Our approach
Clear separation of roles between the Chair and the Chief Executive Officer is in place. The Chair takes responsibility for the running of the Board, and the Chair ensures that all Board members are properly briefed on all key matters.
Board agendas are approved by the Chair. Directors are provided with regular, timely information on the performance of the divisions within the Group. The Chair facilitates the meetings and ensures there is time for each Director to contribute. Directors contribute their independent judgement and experience to challenge and explore key matters. The Board is provided with a Health & Safety report, finance, management and people reports and other information on a regular basis. The balance of the Board is considered and reviewed by the Nomination Committee (see page 71), and this year our Resilience plan for leadership roles, was reviewed.
The Chief Executive Officer, with the other Executive Directors, is responsible for implementing the strategy of the Board and for managing day-to-day business activities. The Company Secretary is responsible for ensuring that Board procedures are followed together with all applicable rules and regulations.
All Non-executive Directors have confirmed and demonstrated that they have adequate time available to meet the requirements of the role and they have no conflicts of interest. Any change in commitments is notified as soon as possible by the Directors to the Chair and Company Secretary. Non-executive Directors are expected to devote such time as is necessary for the proper performance of their duties, including preparation for and attendance at Board, Committees or shareholder meetings.
The Board has delegated authority to the Audit, Remuneration and Nomination Committees to support the work of the Board in the performance of its duties. The Committee Reports are on pages 71 to 92, and their terms of reference can be found at www.alumasc.co.uk. The Board checks annually and can confirm that it believes that the members of the Committees have the appropriate skills and knowledge to carry out their roles.
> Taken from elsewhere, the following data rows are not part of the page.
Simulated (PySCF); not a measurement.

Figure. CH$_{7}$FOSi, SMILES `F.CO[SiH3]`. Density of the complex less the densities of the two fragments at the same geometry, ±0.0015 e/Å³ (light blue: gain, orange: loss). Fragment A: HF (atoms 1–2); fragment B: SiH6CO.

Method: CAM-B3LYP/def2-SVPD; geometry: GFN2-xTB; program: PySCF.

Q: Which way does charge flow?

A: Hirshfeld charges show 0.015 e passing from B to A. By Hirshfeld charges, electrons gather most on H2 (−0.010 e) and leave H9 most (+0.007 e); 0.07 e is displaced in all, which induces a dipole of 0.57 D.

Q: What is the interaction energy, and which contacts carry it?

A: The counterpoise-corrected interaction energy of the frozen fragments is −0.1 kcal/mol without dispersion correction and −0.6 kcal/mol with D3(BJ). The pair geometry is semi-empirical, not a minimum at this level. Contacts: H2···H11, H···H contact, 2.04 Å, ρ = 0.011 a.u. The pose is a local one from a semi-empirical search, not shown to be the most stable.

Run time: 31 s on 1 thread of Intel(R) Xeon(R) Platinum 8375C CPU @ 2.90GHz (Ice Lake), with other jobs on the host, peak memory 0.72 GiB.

In accordance with the articles of association, any Director who served three years is required to retire and seek election by shareholders at the next Annual General Meeting (AGM). This year, Mr Gilbert Jackson and Mr Michael Leaf will retire by rotation and seek re-election.
What we did in FY22/23
During the year, the Nomination Committee considered the skills and balance on the Board together with a resilience plan. Further, the Board considered a resilience plan that covered, immediate, short-term and long-term cover and succession planning. Resilience is a regular item on the Board agenda.
All Directors have access to independent professional advice if required and at the Company’s expense. This is in addition to the access that every Director has to the Company Secretary.
During the year, the Board had seven scheduled meetings and a number of unscheduled meetings. A summary of attendance is shown in the table below.
Scheduled Board meeting attendance
Directors |
Position |
(Attended/eligible to attend) |
V Thakrar |
Chair |
7/7 |
S Beechey |
Non-executive Director |
7/7 |
K McInerney |
Non-executive Director |
7/7 |
P Hooper |
Chief Executive Officer |
7/7 |
S Dray |
Group Finance Director |
7/7 |
G Jackson |
Executive Director |
7/7 |
M Leaf |
Executive Director |
7/7 |
|
|
|
|
|
|
Profiles of the Board members appear on pages 64 and 65 of this report and on our website (www.alumasc.co.uk/investors/board-directors). These profiles detail the high level and range of business experience which enables the Group to be managed effectively.